Sunday, February 2, 2020

How It Feels to Float by Helena Fox



HOW IT FEELS TO FLOAT is Aussie YA about a girl named Biz who floats her way through life, hears photos speak to her, and sees her dead dad. Written in an evocative magic-realism style, the reader is never really 100% sure whether or not the things that Biz is seeing are really there-- in part because she isn't, either.

I'm so grateful for the people who reviewed this before I did because they set me up for some pretty strange narrative decisions. The first half of this book is much better than the second, which does fall apart. It gets even weirder, even more lyrical, and loses sight of some of the things that made it such a compelling read for me in the first half because of how they mirrored my own high school experiences: being bullied, the dissociation that comes with depression, the dialed-in feelings of trying to live with people who seem normal when you feel anything but, the emptiness. I felt all of that so strongly and then in the second half of the book it's like it loses all of its heart.

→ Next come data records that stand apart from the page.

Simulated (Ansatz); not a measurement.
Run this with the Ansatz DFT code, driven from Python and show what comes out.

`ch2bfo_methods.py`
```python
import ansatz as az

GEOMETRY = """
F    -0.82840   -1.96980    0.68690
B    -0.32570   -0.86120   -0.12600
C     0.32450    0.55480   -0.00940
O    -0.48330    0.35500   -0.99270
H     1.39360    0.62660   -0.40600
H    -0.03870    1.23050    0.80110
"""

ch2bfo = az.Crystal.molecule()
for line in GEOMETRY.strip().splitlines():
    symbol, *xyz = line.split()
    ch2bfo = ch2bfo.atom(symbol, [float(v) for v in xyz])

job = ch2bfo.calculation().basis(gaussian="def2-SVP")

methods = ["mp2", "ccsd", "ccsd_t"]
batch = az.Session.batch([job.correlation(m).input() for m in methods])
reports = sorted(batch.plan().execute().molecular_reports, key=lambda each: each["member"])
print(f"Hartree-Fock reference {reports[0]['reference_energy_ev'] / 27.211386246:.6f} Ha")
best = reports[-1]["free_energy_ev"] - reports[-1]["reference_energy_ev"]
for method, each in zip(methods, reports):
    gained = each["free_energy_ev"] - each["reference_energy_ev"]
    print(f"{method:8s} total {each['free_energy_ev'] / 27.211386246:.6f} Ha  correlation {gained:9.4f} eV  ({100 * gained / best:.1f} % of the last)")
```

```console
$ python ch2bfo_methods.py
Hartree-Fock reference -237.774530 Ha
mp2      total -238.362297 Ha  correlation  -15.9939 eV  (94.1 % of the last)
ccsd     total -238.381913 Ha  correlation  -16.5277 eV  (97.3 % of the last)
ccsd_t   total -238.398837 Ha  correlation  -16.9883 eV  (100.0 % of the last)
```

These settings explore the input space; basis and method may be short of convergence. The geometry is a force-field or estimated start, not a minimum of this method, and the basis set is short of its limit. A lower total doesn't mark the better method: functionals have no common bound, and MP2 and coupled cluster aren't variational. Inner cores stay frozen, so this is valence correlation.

HOW IT FEELS TO FLOAT is not a bad book but it's definitely one of those odd ducks that doesn't really fit well into any particular category. There were some things it did a good job at (sympathetic narrator, a pretty decent job at dreamy prose, a heroine questioning her sexuality-- I think she's coded as bi demisexual). There were also some things it didn't do quite as well at (cohesive narration, having an actual "point" to the heroine's journey). I'm not sure that this author's style really syncs up with mine, but those who click with her will love it.

Thanks to the publisher for sending me a copy in exchange for an honest review!